Horace Taft believed in educating the whole person-what he called "a sound physical, moral, and mental training". Teachers and students work together in
class and on the playing fields, eat together in the dining room, and live together in the dormitories. It is through these interactions that Taft students acquire
the values that we think are important: honor, duty, hard work, concern for others, and the ability of each of us to make a difference.
The Architecture of our school reveals the emphasis that Mr Taft placed on community. We are a medium-sized school. A large part of life at Taft takes place in one
complex. While we have the diversity, facilities, curriculum, and extracurricular programs of a large institution, we maintain close student-faculty relationships.
On a typical day you will walk past the same people a least a half a dozen times. The students, faculty and administrators who make up our community all know each
other as a family. Our head of school speaks at Morning Meeting at least once a week, and groups of students join him for dinner and other occasions
throughout the school day.
Living closely with peers and faculty from all over the world teaches the importance of compromise and tolerance of others. We believe that there is a great
advantage to studying alongside students from a variety of backgrounds and cultures. Far more critical today than when our school was founded over 100 years ago
is the importance of embracing new ideas and prizing differences in others.
While a few boys and girls have single rooms, the first person whom a student sees in the morning is his or her roommate. Approximately 460 students board at
Taft. The girls live in five houses: Centennial, Congdon, McIntosh, Senior Girls Dorm, and Vogelstein, each with its own common room laundry facilities. The boys live in several similarly self contained groups on the corridors of Charles Phelps Taft and Horace Dutton Taft Halls and in Cruikshank House.

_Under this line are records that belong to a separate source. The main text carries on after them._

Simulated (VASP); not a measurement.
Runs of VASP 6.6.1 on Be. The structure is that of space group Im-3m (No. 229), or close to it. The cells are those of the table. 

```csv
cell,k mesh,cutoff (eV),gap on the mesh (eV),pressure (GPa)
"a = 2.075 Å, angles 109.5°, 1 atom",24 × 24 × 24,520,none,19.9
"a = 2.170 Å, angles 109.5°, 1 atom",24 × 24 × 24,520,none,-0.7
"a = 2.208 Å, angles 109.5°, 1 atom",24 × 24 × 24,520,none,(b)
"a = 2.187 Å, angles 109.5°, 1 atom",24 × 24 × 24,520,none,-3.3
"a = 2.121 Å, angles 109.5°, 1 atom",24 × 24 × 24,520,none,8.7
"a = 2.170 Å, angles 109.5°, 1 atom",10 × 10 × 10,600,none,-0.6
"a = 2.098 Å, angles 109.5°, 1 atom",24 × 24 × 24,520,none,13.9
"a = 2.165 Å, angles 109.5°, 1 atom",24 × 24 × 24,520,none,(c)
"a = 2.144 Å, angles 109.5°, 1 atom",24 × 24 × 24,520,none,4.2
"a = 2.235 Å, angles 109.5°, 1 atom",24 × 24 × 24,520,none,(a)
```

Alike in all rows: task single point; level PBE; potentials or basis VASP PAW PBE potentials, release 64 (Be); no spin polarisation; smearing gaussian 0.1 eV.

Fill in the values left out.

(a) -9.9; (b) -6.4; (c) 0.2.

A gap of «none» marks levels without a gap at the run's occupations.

A cafeteria-style breakfast is served from 7:00 until 7:45, when classes begin. The academic part of the day consists of seven periods, ranging from 45 to 70 minutes each. Classes take up the majority of these periods, lunch occupies another, and the rest are used for whatever the student wishes; library research, studying, music, practice, art, or conversation with friends. The entire school meets for announcements at Assembly on Wednesdays and Saturdays, and on those days there are only four periods, enabling athletic teams to travel to games at other schools.